Validation: ARX Model for Data 3 - (click to expand)


Additional statistics criterions for this dataset:


ARX551, ARX451 and ARX351 always had the best fit, lowest AIC and BIC. Thus, the best approximations. The higher the order of the poles/zeros the closer it gets to the real approximation. Hence, returning better results.


5.3. ARMAX - Autoregressive Model with Exogenous Input #

Diagram: ARMAX Block Diagram - (click to expand)

Unlike the ARX model, this particular model accounts for the presence of a moving average component within the noise dynamics, in addition to its connection with the system’s dynamics. This model proves valuable in scenarios where dominant disturbances enter the system early in the process. Its consideration of both the system’s dynamics and the moving average component in noise dynamics allows for a more accurate representation, especially when early disturbances significantly impact the overall system behaviour. Using the same technology as before…

Validation: ARMAX Model for Data 1 - (click to expand)


Additional statistics criterions for this dataset:

Validation: ARMAX Model for Data 2 - (click to expand)


Additional statistics criterions for this dataset:

Validation: ARMAX Model for Data 3 - (click to expand)


Additional statistics criterions for this dataset:


Compared to the ARX model, there is a slight increase in the best fit which corresponds to a smaller value in the AIC and BIC criterions. The step response of 3 best approximations in data 2 are given by:


5.4. BJ - Box-Jenkins Model #

Diagram: Box-Jenkins Block Diagram - (click to expand)

The Box-Jenkins model is useful when you have disturbances that enter later in the process, e.g. measurement noise on the output.

Validation: Box-Jenkins Model for Data 1 - (click to expand)
Validation: Box-Jenkins Model for Data 2 - (click to expand)
Validation: Box-Jenkins Model for Data 3 - (click to expand)

Best result was from data 2.

Best Fit - Data 2: Statistical Results - (click to expand)

Step response:


5.5. Output-Error Model #

Diagram: Output-Error Block Diagram - (click to expand)

System and noise dynamics are modelled separately, using zero parameters to model the disturbance. This disturbance can often be assumed to be white noise.

Validation: Output-Error Model for Data 1 - (click to expand)
Validation: Output-Error Model for Data 2 - (click to expand)
Validation: Output-Error Model for Data 3 - (click to expand)

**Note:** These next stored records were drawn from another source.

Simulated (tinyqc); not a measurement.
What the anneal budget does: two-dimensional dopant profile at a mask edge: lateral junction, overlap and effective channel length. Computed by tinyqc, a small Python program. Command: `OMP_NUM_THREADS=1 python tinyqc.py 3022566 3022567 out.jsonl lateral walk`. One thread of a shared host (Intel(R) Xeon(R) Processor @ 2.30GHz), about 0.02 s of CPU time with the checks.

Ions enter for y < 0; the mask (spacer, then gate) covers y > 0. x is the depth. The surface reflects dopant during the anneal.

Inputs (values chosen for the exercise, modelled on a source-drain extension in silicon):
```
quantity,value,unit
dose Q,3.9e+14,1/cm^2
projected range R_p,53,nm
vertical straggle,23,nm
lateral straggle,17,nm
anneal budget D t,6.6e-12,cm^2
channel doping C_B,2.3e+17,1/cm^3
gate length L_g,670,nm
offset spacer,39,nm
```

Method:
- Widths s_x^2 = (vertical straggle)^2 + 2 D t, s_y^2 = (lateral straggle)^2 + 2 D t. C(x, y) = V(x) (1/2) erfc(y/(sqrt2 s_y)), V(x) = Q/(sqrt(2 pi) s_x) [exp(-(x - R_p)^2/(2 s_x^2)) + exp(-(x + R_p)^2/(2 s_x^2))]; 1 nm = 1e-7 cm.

Best result was from data 3.

Best Fit - Data 3: Statistical Results - (click to expand)

Step response:


5.6. Stochastic Process Analysis #

The simulation process involved a trial and error method, initially assuming the input of all stochastic data to be white noise, although this assumption isn’t entirely accurate in reality. Iterations were conducted until the expected results were achieved, with validation performed across three distinct data types. From this analysis, several conclusions emerged.

Both Box-Jenkins and Output-Error models exhibited the best fitting values, which was expected due to their higher complexity, allowing for greater precision. However, it’s noticeable that increased model complexity, indicated by higher numbers of poles and zeros, led to better fits but also increased overall complexity, which isn’t always advantageous.

The simpler ARX and ARMAX models showed fitting slightly above 60%, whereas the more complex models reached around 75%. Additionally, models with lower AIC and BIC values corresponded to fewer parameters needed for estimation, quicker convergence, and more accuracy due to lower residuals. Yet, these criteria are based on assumptions that often don’t hold in practical scenarios.

This notion was reinforced by examining the step response plots of the best fitting models. The ARX and ARMAX models exhibited overshoot and steady-state error, as expected due to their simplicity. On the other hand, the OE/BJ models showed some overshoot but minimal steady-state error, indicating their greater complexity allows for a more refined representation with improved performance characteristics. The stable continuous transfer function given by the best fitting model goes as follows:

\[G_{\text{Output-Error}}(s) = \frac{0.6447s^4 + 75.98s^3 + 4005s^2 + 8.577 \times 10^4 s + 8.386 \times 10^4}{s^5 + 21.95s^4 + 1039s^3 + 7891s^2 + 6.995 \times 10^4 s + 7.87 \times 10^4}\]

6 Outcomes #

For a final comparison: here is the fitting 3 transfer functions that were obtained for deterministic and stochastic systems.

\[G_{\text{output-error}}(s) = \frac{0.6447s^4 + 75.98s^3 + 4005s^2 + 8.577 \times 10^4 s + 8.386 \times 10^4}{s^5 + 21.95s^4 + 1039s^3 + 7891s^2 + 6.995 \times 10^4 s + 7.87 \times 10^4}\] \[G_{\text{deterministicLevy}}(s) = \frac{3085s^2 + 3.098 \times 10^5 s + 5.176 \times 10^6}{s^3 + 123s^2 + 2864s +6.932 \times 10^4}\] \[G_{\text{stochasticLevy}}(s) = \frac{-24.59s + 295}{s^2 + 5.944s +210.8}\] \[G_{\text{stochasticStep}}(s) = \frac{0.1554s + 45.82}{s^2 + 6.077s +442.7}\] \[G_{\text{deterministicStep}}(s) = \frac{309.8 s^3 +7682s^2 + 4.842 \times 10^5 s +1.745 \times 10^6}{18.84s^4 + 801.3 s^3 + 991.6 s^2 + 1.868 \times 10^4 s +1.745 \times 10^6}\]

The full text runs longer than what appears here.